It's February again, and lovebirds all over the United States are preparing to celebrate with flowers, candy, and maybe even a beautiful engagement ring. It's easy to get swept up in the romance of getting married, and planning a wedding can be one of the most fun and joyful times in a person's life. But before you light the unity candle, say “I do,” jump the broom, or break the glass - make sure you've done your financial homework together.
If you go through any pre-marital counseling, you'll learn that one key to a healthy relationship is effective communication.
The sooner you learn to talk openly and honestly about money, the better.
Some couples struggle with where to start and how to structure the conversation. I find that learning about your intended's goals and priorities is a good jumping-off point. After that, you'll need to get into the nitty-gritty of what you each own, what you each owe, and your credit history.

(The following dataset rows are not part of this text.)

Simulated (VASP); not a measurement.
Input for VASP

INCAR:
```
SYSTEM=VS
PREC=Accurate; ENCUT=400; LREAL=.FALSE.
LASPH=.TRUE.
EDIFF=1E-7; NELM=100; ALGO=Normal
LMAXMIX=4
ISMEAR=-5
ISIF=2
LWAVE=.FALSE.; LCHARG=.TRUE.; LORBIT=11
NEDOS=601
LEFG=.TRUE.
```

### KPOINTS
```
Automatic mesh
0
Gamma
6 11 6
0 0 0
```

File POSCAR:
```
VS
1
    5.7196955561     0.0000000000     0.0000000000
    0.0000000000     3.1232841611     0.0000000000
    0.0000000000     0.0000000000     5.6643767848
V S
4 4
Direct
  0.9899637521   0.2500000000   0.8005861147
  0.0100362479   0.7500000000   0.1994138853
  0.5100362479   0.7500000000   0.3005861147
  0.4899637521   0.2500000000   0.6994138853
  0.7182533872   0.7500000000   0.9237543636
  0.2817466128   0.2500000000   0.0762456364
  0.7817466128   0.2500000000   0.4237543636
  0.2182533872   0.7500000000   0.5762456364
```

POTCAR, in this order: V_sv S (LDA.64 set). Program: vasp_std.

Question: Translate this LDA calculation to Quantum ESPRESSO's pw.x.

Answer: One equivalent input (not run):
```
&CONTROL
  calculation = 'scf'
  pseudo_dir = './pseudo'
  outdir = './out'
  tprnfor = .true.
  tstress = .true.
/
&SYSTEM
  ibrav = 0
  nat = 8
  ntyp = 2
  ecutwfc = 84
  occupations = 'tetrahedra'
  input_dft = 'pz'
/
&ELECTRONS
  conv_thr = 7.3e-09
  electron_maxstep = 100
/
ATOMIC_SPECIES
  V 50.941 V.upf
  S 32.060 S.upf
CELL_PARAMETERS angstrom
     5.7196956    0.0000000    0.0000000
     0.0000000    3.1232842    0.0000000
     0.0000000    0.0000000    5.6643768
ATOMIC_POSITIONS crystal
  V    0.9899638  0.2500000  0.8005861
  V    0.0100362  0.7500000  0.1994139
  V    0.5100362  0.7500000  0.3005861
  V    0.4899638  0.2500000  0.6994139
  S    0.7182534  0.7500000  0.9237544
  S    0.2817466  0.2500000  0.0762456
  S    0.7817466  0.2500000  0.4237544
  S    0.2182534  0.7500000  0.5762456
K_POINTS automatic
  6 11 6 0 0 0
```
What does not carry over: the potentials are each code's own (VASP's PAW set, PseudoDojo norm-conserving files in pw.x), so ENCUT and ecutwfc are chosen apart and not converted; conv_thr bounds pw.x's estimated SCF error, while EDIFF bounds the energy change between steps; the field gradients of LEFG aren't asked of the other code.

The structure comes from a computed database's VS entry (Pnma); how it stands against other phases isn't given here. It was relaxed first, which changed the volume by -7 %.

Start your conversation by asking a simple question of each other: “What financial goals are important for us to achieve in the next 3 years, 15 years, and 30 years?” Those goals might include buying a home, starting a family, paying off student loans or other debt, starting a business, saving for retirement, finishing a degree, or earning a certification. It's vital for you to know what matters to your spouse-to-be (and vice versa).
If you don't know where you're headed, how will you work as a team to get there?
You'll likely realize that you are not on the same page in all respects - and this is where loving, open, and honest communication will be important. Will you have to put a dream on hold so debt can be paid off? Will you need to adjust your ambitions for that huge house in the suburbs? Will it take longer to pay off your student loans than you anticipated? Is there a goal that really matters to him or her that wasn't even on your radar? Work as a team to narrow down your short-, medium-, and long-term goals to a list you both can agree on and work toward.
When you marry, you'll share more than a life, home, family, or name. You'll also share each other's income, assets, debt burden, and (to some extent) credit scores. Now is the time to share with your intended what you own, what you owe and how creditworthy you are (or aren't).
The process of sharing information about assets generally doesn't lead to too many nasty surprises. Just make sure you tell your spouse-to-be the nature and value of anything you own, including bank accounts, retirement plans, real estate, and business interests.
We tend to find more unpleasant surprises on the debt side of the balance sheet.
Where there is debt, be prepared to disclose the identity of the creditor, the minimum monthly payment, the expected payoff date, and the interest rate. If either party's debt is significant, you'll need to work together to develop a plan for paying it off.
Lastly, discuss your credit scores. Most banks and credit cards now offer credit monitoring and will show you your credit score on demand. If you don't know your credit score, now is a good time to find out what it is. Why? Most major short-term goals for newlyweds (like buying a home or new car) require a decent credit score. If only one of you has a good score (or neither of you has a good score), find out now so you can plan to build up your credit over time. This is a good place to start.
Most of you will recoil at the suggestion I am about to make, but hear me out. Because first marriages are happening later in life and second marriages are common, you should at least consider a prenuptial agreement. Why? Because Texas is a community property state.
Upon your marriage, half of everything you accrue and earn going forward will belong to your spouse (and vice versa).
Any assets that may have been your separate property at one time can become community property if they are co-mingled (meaning separate and community assets are mixed in the same account or asset). Anything you owned before the marriage like a retirement account, business interest, or home is your separate property, and can remain so for the duration of the marriage if you mind your Ps and Qs.
But in the event that your marriage ends in divorce, it may be difficult to prove what (if any) property might be separate. For example, if you had a 401(k) worth $100,000 before the marriage and subsequently made new contributions (from community earnings), maybe did a rollover to an IRA, or rolled over to another 401(k) plan, you've co-mingled and muddied the water. Once co-mingled, it will take a tracing expert and hundreds of dollars in fees to tease out what was yours before the marriage. Debt works the same way.
It would be a shame to have to take on debt that was never yours because you failed to prove it was separate at the date of marriage.
A prenuptial agreement will define any separate property (or debts) at the date of marriage and may even address how assets (and liabilities) are to be divided upon divorce. You'll save yourself money, frustration, and heartache by putting an agreement in place now. And if you never need to use your prenuptial agreement, that's a great outcome too.
Most people cringe at the idea of talking about money - it's a taboo subject in our culture.
But if you're close enough to each other to share a life, you are close enough to each other to share your financial facts, warts and all. I've worked with enough couples in my career to know that open, honest communication about money will help you enjoy a happier, more secure marriage. You ignore the elephant in the room at your peril.